Occupy Raleigh is asking to set up what amounts to an encampment in close proximity to the State Capitol, where it has conducted a continuous demonstration for, now, 19 days, and where it plans to continue demonstrating — as Huberman said — until there's economic justice in the United States. That could be awhile.
Now suppose the Nazis made the same request: They're picketing the Capitol, and they'd like the right to encamp at City Hall while they do. What then?
The Nazis have, in fact, been issued at least one permit previously to demonstrate on the Capitol grounds, and a couple dozen of its brotherhood, or whatever they call themselves, showed up. If the Nazis ask again, presumably their request will be granted again, because the Capitol is a public place of great importance to our First Amendment rights to assemble peaceably and and petition the government regarding our grievances — regardless how odious.
But the fact that the Nazis might have a permit to be on the Capitol grounds for a four-hour stint does not equate to what Occupy Raleigh is doing. Occupy Raleigh, over the past month, has turned out crowds of +/-300 in Moore Square twice and a crowd of two or three times that number at the Capitol on October 15. Since October 15, OR has conducted daily General Assemblies with 30-80 people in attendance in addition to its continuous pickets.
In other words, as Occupy Raleigh exercises its First Amendment rights over an extended period of time, it has experienced a problem — or rather, the Capitol is experiencing a problem with crowds on its grounds and sidewalks — that the city is in a position to alleviate using reasonable discretion.
In First Amendment terms, the city is not "preferring" or "endorsing" Occupy Raleigh's message over the Nazis' or KKK's; rather, it is extending its help to any group which seeks to make a political statement at the Capitol, has done so for weeks beforehand, and has demonstrated its ability to bring large crowds to the Capitol which, in the professional opinion of the Capitol police, pose a safety concern for the public.
This wasn't Huberman's argument, exactly. He spoke eloquently about the city's regular practice of endorsing commercial speech via sidewalk closings, street closings, banner hangings and the like — the city helps businesses get their message out all the time, Huberman said. Shouldn't it also assist political speech, which has a higher standing under the First Amendment in terms of public importance?

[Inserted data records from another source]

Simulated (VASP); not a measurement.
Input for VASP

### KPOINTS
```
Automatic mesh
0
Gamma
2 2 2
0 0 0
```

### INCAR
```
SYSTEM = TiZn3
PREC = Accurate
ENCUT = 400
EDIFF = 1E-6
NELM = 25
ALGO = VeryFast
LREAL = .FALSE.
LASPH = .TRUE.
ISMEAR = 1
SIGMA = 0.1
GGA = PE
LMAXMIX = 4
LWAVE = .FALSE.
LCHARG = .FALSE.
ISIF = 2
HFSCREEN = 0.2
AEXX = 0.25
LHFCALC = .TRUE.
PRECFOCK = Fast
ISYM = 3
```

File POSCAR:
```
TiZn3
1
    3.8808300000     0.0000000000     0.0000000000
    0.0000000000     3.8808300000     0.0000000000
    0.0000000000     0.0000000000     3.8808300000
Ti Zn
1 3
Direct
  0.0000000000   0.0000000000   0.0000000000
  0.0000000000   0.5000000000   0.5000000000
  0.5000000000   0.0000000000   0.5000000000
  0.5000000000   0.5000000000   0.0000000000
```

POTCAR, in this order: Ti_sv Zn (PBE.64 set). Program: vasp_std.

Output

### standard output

And yes, Occupy Raleigh could turn to a private property owner or church. But the whole point of the Occupy movement is to occupy public space to underscore the importance of the 99% reclaiming government power from the 1% with all the money.
True, Huberman said, letting Occupy Raleigh encamp at City Hall would mark Raleigh as a place where free speech is given wide latitude, even support. Isn't that what we want? he asked. To be known as a vibrant, creative city — an "interesting city?"
Quite right. If City Hall becomes a venue for semi-regular political free speech — akin to Trafalgar Square in London — then great. And if other groups than Occupy Raleigh show an ability to engage in political free speech for extended periods of time, even better.
One other point, as the holiday season approaches. I recall that, when a Christian group sought the city's permission to put up a Christmas display in Moore Square (state property, but it's controlled by the city), no one on Council said, gee, what'll we do if other groups bring their competing holiday displays? Rather, they said bring 'em on.
So the Christian display went up, and I think it still goes up every year, doesn't it? And so far, nobody's brought a different display, but when the Wiccans show up with theirs, or the Church of the Flying Spaghetti Monster, I trust we'll be a vibrant enough place to say, sure, Wiccans have rights too.
Here's a question I'd ask of Occupy Raleigh: Are there other, equally effective or more effective ways of taking the Occupy message to the greater Raleigh public beyond picketing the Capitol? If so, what are they?
I took an Occupy Raleigh bumper sticker from Jim Braman last night. He printed them up, he said. "You're starting to see some other things happening," Braman said, including people taking their money out of Big-Bank accounts and moving them to credit unions.
Braman, who's semi-retired (he has a carwash company, he said, and is active with Step-Up Ministry), said he's taken to carrying cash again to avoid using credit cards for purchases — credit cards that kick a fee back to a Big Bank somewhere whenever you buy something.
"I see this movement as awakening the conscience of citizens about the ordinary things they do," he told me.